I’ve spent a significant amount of time the last while studying rebuilds, both successful and failed. It’s been a difficult thing to do because few teams in recent memory have performed as poorly as the Oilers, and comparisons to a pre-salary cap NHL are flawed because teams could spend whatever it took to keep their high-end collection of talent together.
The obvious, successful comparisons that everyone remembers are to Pittsburgh and Chicago.
Pittsburgh had five years of high picks before turning into instant contenders, like someone had flipped a switch. They lucked out a little bit because there was a lockout in between, but – aside from the absence of a Crosby-like talent (and arguably, given that he scored 85 points as a rookie, a Malkin-like talent) – there’s a reasonable case to be made that the Oilers are on track to imitate them.
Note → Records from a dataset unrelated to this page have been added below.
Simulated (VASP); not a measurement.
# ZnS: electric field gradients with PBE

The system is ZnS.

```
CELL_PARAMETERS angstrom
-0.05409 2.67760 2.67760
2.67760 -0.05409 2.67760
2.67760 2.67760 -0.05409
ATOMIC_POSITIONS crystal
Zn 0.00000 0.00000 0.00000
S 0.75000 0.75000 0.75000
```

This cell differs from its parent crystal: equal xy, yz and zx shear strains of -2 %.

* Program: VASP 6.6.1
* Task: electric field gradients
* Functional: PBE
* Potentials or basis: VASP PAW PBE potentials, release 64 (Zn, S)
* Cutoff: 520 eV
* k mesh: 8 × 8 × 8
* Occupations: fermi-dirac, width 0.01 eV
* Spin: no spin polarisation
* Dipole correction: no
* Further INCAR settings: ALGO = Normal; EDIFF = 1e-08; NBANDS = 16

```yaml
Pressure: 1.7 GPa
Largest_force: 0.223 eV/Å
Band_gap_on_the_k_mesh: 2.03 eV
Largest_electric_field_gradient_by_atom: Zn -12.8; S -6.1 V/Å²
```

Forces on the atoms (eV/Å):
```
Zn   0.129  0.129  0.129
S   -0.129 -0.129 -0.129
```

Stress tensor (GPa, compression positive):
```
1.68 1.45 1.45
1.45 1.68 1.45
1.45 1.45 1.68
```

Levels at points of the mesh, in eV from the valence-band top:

The Chicago timeline is more difficult to match, because the Oilers are already falling away from it. Chicago had two years of being really terrible after the lockout. In their third year (where the Oilers are now) they finished with a plus-4 goal differential and picked outside the top-10. The next year, they went to the Western Conference Finals.
The other thing about these successful comparisons is that they included another ingredient. Those teams both fired their rebuild G.M. The Penguins canned Craig Patrick in the summer of 2006, replacing him with Ray Shero. The team had one last poor year and then started ripping up the standings. Chicago had more success under Tallon in a shorter timeframe than Edmonton has had under Tambellini, but there were specific concerns – his bad contracts in 2005-06 helped launch the rebuild, and specific decisions he made would eventually help to handicap the team when Toews/Kane finished their entry-level contracts, forcing the Blackhawks to dump talent after winning the Stanley Cup in 2010. The Blackhawks acted on these mistakes, demoting Tallon and handing the reins over to Stan Bowman, who won the Stanley Cup as a rookie G.M.
Other teams opted to hang on to the managers who guided their teams out of a building effort. Atlanta hired Don Waddell to guide their expansion team, and slowly the team started to improve. Sure, there were warning signs, but their early progression was highly similar to that experienced in both Pittsburgh and Edmonton. Ultimately, the team was never able to complement their high-end talent with reliable support – either through the draft or free agency. Those signs were there early on, but unstable ownership kept Waddell at the helm.
Then there were the Islanders. Unlike a lot of pre-salary cap teams, Long Island had a tight budget to work under, so it’s easier to make a comparison to them. In a lot of ways, their record under Mike Milbury looks like that of the Oilers. Ultimately, when it came time to turn the harvest of young talent into a championship team, Milbury failed – because while he was fine guiding a team down into the cellar, he wasn’t so good at lifting them back out. A trio of first round playoff losses eventually became all the Islanders had to show for years of ineptitude.
It’s important not to make this more than it really is – four teams hardly represents definitive proof that a rebuild G.M. can’t also be a championship G.M. What it does show is that the ‘devil you know’ approach is flawed – a shift in management doesn’t necessarily mean a second wave of rebuilding.
Many recent Stanley Cup winners can attest to that fact. Much of the core of last year’s Boston team (Chara, Rask, Lucic, Marchand) was drafted or acquired by Jeff Gorton, who ran the Bruins’ amateur procurement department and then served as interim G.M. Peter Chiarelli, however, ultimately guided the team to victory. We’ve discussed the Hawks and Penguins already; the champion before them was Anaheim – a team largely built by Bryan Murray, but eventually led to the cup by Brian Burke. The Tampa Bay Lightning in 2004 owed a lot to Rick Dudley, but it was Jay Feaster who put the finishing touches on the team.
Again, I am not here making the case that Steve Tambellini needs to go for the Oilers to win it all.  I don’t know that.  I do know that sometimes, a shift at the top part way through a rebuild leads to success that otherwise may not have come about.  In short, I do know that while Tambellini may not need to go for the Oilers to hoist the Cup, by no means does he need to stay.